DMV_Road_Assessment_Analysis

Project Overview
Key Objectives
Key Performance Indicators
Overview of Dataset Structure
Tools Used
Data Cleaning
Feature Engineering
Exploratory Data Analysis
Statistical Analysis
Logistic Regression Predicting Road Test Success
Failure Reasons
Data Analysis and Visualization
Key Findings
Recommendations
Limitations

Project Overview

This project analyzes a simulated DMV road test dataset to uncover the key factors that influence whether applicants pass or fail their driving test. With high failure rates leading to delays and added costs, the study aims to generate actionable insights that can improve training programs, optimize resource allocation, and support applicants in being better prepared.

Key Objectives

Demographic Insights: Explore pass/fail trends across age, gender, and race.
Training Effectiveness: Evaluate the impact of different training levels (Advanced, Basic, None) on outcomes.
Performance Drivers: Identify the most significant road assessment indicators that predict success.
Predictive Modeling: Build and test a logistic regression model to estimate pass likelihood and measure performance using accuracy, precision, recall, and F1-score.
Threshold Analysis: Demonstrate how varying cutoff points affect predictions using confusion matrices.
Interactive Dashboards: Design Power BI dashboards with dynamic filters (demographics, training, results) to provide intuitive, real-time insights.

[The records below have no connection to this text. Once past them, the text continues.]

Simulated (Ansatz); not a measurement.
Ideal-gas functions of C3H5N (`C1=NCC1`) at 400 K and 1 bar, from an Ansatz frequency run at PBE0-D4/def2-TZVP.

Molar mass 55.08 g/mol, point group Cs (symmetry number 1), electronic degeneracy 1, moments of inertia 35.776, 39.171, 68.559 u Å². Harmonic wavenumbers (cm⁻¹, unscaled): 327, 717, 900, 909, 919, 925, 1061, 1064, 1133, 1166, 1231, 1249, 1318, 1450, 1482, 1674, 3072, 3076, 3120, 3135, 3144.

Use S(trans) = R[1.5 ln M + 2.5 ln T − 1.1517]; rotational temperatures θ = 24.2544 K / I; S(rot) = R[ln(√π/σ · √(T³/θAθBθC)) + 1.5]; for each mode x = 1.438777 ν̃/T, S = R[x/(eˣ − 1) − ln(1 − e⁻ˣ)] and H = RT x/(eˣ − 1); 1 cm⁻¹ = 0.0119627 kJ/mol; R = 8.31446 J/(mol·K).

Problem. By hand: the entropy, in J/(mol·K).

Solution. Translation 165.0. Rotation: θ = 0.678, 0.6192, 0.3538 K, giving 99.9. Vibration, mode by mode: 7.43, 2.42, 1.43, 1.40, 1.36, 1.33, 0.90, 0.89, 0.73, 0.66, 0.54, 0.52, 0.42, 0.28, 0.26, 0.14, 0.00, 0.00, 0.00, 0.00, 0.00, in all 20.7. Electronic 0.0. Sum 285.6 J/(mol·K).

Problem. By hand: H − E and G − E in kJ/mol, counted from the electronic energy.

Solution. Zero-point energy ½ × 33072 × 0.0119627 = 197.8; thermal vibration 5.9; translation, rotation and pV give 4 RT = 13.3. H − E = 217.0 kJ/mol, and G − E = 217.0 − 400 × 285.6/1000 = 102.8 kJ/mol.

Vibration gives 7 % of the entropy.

key Performance Indicators

Overview of Dataset Structure

DADV-2-Capstone Project-Group D-Dataset Drivers License Data:-
Contains data on applicant’s demographics (age , gender and race), training participation and road assessment indicators.

Tools Used

Excel- Feature Engineering, Exploratory Data Analysis, Statistical Analysis and Data Visualization
- Download_Here
Power Bi- Data Visualization using DAX formulas
- Download_Here

Data Cleaning

Key Data Cleaning Process Included:-

Accurate data types of the fields were assigned.
The dataset was thoroughly checked for all the missing values and for duplication of data and no such things were found.
All the numeric fields are converted into numeric datatypes from general datatypes to ensure proper analysis.

Feature Engineering

The Age column was derived from the Age Group column using Generative AI tools. Applicants in the Teenager group were assigned ages 16–19, Young Adults were assigned ages 20–29, and Middle Age applicants were assigned ages 30–50.
For logistic regression, categorical variables were encoded into numeric format. The Gender column was converted to binary, with Male = 1 and Female = 0. From the Training_Type column, two dummy variables were created: Training_Advanced (Advanced = 1, Basic/None = 0) and Training_Basic (Basic = 1, Advanced/None = 0).

Exploratory Data Analysis

EDA involved exploring the DMV road assessment data to answer key questions, such as:

What is the total number of applicants, and among them, how many successfully qualified versus how many did not qualify?
What is the Qualification rate in DMV Road Assessment?
What is the distribution of applicants by gender (male vs. female), and within each group, how many passed and how many failed?
What is the distribution of applicants across different age groups?
What is the distribution of applicants across different race?
What is the distribution of applicants across different training types, and within each type, how many passed, how many failed, and what is the qualification rate?
What is the overall average age of applicants, and how does it compare between those who qualified and those who did not?
What is the distribution of pass rates across gender, age groups, training types, and race?
What are the pass rates of male and female applicants across different training types (Advanced, Basic, None)?

Statistical Analysis

1. Relationship between age & Pass-Fail group

A T test was conducted between ages of passed people and failed people and we got that the age significantly influences the outcome (p = 0.005). On average, candidates who passed the road test were older (28.7 years) compared to those who failed (26.3 years). This suggests maturity/experience may improve success rates.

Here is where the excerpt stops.